Description of the Memory for Digit Span

There are two parts to the Memory for Digit Span assessment: Digits Forward and Digits Backward. Each tap distinct but interdependent cognitive functions. Digits Forward primarily taps short-term auditory memory while Digits Backward measures the child's ability to manipulate verbal information while in temporary storage. In Digits Forward, the child listens to and repeats a sequence of numbers spoken aloud by the interviewer. In Digits Backward, the child listens to a sequence of numbers and repeats them in reverse order. In both parts, the length of each sequence of numbers increases as the child responds correctly. The precise instructions and items used in this assessment can be found in the Memory for Digit Span section of the NLSY79 Child Supplement, available on the Questionnaires page.

Administration of the Memory for Digit Span

The child is instructed to repeat a series of numbers (with increasing numbers of digits) forward and a different series of digits in reverse order.  Each correct response is worth one point; with a maximum of 14 points for each subscore series and hence 28 for the total score. The forward digit sequence is completed prior to beginning the backward digit sequence. However, entry into the reverse sequence is not contingent on successful entry or completion of the forward sequence. Prior to 2002, where appropriate, this assessment was administered in Spanish.

Age Eligibility for the Memory for Digit Span

Starting in 1996, this assessment is administered to all children age seven through 11 years. In prior rounds, it was administered to children ages seven and over who had not previously received the assessment, and to all ten and eleven year olds (see Table 4 in the Child Assessments--Introduction).

Norms for the Memory for Digit Span

Whereas the normed scores for the other assessments are based on a mean of 100 and a standard deviation of 15, the Digit Span assessment is normed against a distribution that has a mean of 10 and a standard deviation of 3. Norms are only available for the total score. The norms are published in the WISC manual (Wechsler 1974: 118-150). 

Completion rates for the Memory for Digit Span

The overall completion rate for Digit Span in the most recent survey rounds is between 79 and 86 percent, a slight drop from previous rounds. This overall level of completion generally holds across all three race/ethnicity categories in the current survey year (see Table 6 in the Child Assessments--Introduction section).
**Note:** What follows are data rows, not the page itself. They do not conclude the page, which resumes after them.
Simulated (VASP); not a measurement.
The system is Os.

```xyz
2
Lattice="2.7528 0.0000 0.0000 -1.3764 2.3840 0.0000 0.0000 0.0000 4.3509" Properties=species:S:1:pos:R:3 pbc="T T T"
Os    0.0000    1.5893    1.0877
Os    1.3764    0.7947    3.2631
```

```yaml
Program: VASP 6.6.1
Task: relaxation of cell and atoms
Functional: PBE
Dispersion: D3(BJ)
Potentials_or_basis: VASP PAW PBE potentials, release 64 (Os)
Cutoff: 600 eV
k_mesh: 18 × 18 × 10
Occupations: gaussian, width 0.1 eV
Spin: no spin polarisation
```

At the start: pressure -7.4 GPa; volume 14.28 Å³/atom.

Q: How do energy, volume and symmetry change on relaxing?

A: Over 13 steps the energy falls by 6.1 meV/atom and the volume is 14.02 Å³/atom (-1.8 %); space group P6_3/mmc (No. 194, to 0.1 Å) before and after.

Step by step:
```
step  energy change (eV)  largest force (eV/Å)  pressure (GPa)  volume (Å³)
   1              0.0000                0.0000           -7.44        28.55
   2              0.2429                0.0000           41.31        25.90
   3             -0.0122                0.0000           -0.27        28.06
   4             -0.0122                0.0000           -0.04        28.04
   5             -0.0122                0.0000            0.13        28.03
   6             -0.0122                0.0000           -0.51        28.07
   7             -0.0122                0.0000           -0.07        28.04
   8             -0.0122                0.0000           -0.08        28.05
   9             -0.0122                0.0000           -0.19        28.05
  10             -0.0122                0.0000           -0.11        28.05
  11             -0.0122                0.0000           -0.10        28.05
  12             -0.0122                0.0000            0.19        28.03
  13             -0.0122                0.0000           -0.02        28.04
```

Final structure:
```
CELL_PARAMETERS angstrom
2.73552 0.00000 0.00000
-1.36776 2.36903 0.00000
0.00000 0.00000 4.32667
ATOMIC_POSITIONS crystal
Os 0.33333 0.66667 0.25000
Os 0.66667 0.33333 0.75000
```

Validity and Reliability for the Memory for Digit Span

In multivariate analyses carried out with the 1992 data that controlled for a wide range of demographic and socio-economic antecedents, the scores of black and Hispanic children were not below those of non-Hispanic, non-black children on either the forward or backward assessment (The NLSY Children, 1992: Description and Evaluation). In the same analyses, it was also found that the two 1986 Digit Span subscores, in particular the reverse order "digit backwards" assessment, were useful independent predictors of all of the PIAT scores for older children in 1992. Users who want more detailed information about the reliability and validity of these assessments and a brief discussion of other literature about studies that have used these assessments should consult the NLSY Child Handbook: 1986-1990 and The NLSY Children, 1992: Description and Evaluation, available on the Research/Technical Reports page.

Digit Span Scores in the Database

This assessment generates three "raw" scores (one for each of the two subscales and one for the total score) along with one overall age-appropriate normed (standard) score. The complete listing of question names for assessment scores for the most recent survey round can be found in Table 1 in the Child Assessments--Introduction section.